I have a json object (json string) which has values like this:
[
{
"id": 1,
"object_k_id": "",
"object_type": "report",
"object_meta": {
"source_id": 0,
"report": "Customers"
},
"description": "Daily metrics for all customers",
"business_name": "",
"business_logic": "",
"owners": [
"[email protected]",
null
],
"stewards": [
"[email protected]",
''
],
"verified_use_cases": [
null,
null,
"c4a48296-fd92-3606-bf84-99aacdf22a20",
null
],
"classifications": [
null
],
"domains": []
}
]
Bu the final format I want is something that has removed the nulls and the empty list items: something like this:
[
{
"id": 1,
"object_k_id": "",
"object_type": "report",
"object_meta": {
"source_id": 0,
"report": "Customers"
},
"description": "Daily metrics for all customers",
"business_name": "",
"business_logic": "",
"owners": [
"[email protected]"
],
"stewards": [
"[email protected]"
],
"verified_use_cases": [
"c4a48296-fd92-3606-bf84-99aacdf22a20"
],
"classifications": [],
"domains": []
}
]
I want the output to exclude nulls, empty strings and make it look more clean. I need to do this recursively for all the lists in all the jsons I have.

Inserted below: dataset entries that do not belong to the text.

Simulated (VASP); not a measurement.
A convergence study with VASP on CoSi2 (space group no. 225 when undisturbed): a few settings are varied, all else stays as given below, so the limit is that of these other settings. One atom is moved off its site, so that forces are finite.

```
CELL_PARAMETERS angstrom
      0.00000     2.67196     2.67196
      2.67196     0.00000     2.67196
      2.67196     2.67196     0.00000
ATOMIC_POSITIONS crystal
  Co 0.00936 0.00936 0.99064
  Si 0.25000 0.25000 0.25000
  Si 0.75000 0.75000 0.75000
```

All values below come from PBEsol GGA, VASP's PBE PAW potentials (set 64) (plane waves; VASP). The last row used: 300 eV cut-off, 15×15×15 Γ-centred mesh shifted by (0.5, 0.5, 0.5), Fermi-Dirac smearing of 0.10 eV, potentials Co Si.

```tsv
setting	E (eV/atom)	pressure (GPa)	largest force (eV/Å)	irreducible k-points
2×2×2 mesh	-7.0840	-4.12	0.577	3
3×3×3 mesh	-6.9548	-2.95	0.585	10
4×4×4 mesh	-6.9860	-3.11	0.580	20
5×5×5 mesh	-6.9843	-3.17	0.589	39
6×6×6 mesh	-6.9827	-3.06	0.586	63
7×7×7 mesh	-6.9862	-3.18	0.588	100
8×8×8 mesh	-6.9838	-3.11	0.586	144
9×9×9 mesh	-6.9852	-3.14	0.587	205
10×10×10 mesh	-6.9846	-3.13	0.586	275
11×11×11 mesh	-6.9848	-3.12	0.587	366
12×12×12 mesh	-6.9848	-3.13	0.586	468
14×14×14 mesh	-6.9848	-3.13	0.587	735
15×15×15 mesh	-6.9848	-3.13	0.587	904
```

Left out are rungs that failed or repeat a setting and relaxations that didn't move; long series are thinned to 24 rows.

Even more than recursive, it would be helpful if I can do it at one stretch rather than looping through each element.
I need to clean only the lists though.
Can anyone please help me with this? Thanks in advance
CodePudding user response:
import json
def recursive_dict_clean(d):
for k, v in d.items():
if isinstance(v, list):
v[:] = [i for i in v if i]
if isinstance(v, dict):
recursive_dict_lookup(v)
data = json.loads("""[{
"id": 1,
"object_k_id": "",
"object_type": "report",
"object_meta": {
"source_id": 0,
"report": "Customers"
},
"description": "Daily metrics for all customers",
"business_name": "",
"business_logic": "",
"owners": [
"[email protected]",
null
],
"stewards": [
"[email protected]"
],
"verified_use_cases": [
null,
null,
"c4a48296-fd92-3606-bf84-99aacdf22a20",
null
],
"classifications": [
null
],
"domains": []
}]""")
for d in data:
recursive_dict_clean(d)
print(data):
[{'id': 1,
'object_k_id': '',
'object_type': 'report',
'object_meta': {'source_id': 0, 'report': 'Customers'},
'description': 'Daily metrics for all customers',
'business_name': '',
'business_logic': '',
'owners': ['[email protected]'],
'stewards': ['[email protected]'],
'verified_use_cases': ['c4a48296-fd92-3606-bf84-99aacdf22a20'],
'classifications': [],
'domains': []}]
P.S.: Your json string is not valid.
CodePudding user response:
You can convert your json
to dict
then use the function
below and convert it to json
again:
def clean_dict(input_dict):
output = {}
for key, value in input_dict.items():
if isinstance(value, dict):
output[key] = clean_dict(value)
elif isinstance(value, list):
output[key] = []
for item in value:
if isinstance(value, dict):
output[key].append(clean_dict(item))
elif value not in [None, '']:
output[key].append(item)
else:
output[key] = value
return output
Thanks to N.O
CodePudding user response:
You can use the inbuilt object_pairs_hook
to parse the data as you decode it from your string.
https://docs.python.org/3/library/json.html#json.load
This function runs ever time the decoder might call dict()
and removes all None
objects from lists as it goes using a simple list comprehension, otherwise leaving the data alone and letting the decoder do it's thing.
#!/usr/bin/env python3
import json
data_string = """[
{
"id": 1,
"object_k_id": "",
"object_type": "report",
"object_meta": {
"source_id": 0,
"report": "Customers"
},
"description": "Daily metrics for all customers",
"business_name": "",
"business_logic": "",
"owners": [
"[email protected]",
null
],
"stewards": [
"[email protected]",
""
],
"verified_use_cases": [
null,
null,
"c4a48296-fd92-3606-bf84-99aacdf22a20",
null
],
"classifications": [
null
],
"domains": []
}
]"""
def json_hook(obj):
return_obj = {}
for k, v in obj:
if isinstance(v, list):
v = [x for x in v if x is not None]
return_obj[k] = v
return return_obj
data = json.loads(data_string, object_pairs_hook=json_hook)
print(json.dumps(data, indent=4))
Result:
[
{
"id": 1,
"object_k_id": "",
"object_type": "report",
"object_meta": {
"source_id": 0,
"report": "Customers"
},
"description": "Daily metrics for all customers",
"business_name": "",
"business_logic": "",
"owners": [
"[email protected]"
],
"stewards": [
"[email protected]",
""
],
"verified_use_cases": [
"c4a48296-fd92-3606-bf84-99aacdf22a20"
],
"classifications": [],
"domains": []
}
]
in your example you remove the ""
value from stewards
, if you want that behaviour, you can replace is not None
with not in (None, "")
.. but it seemed like that might've been a mistake since you left empty strings in other places.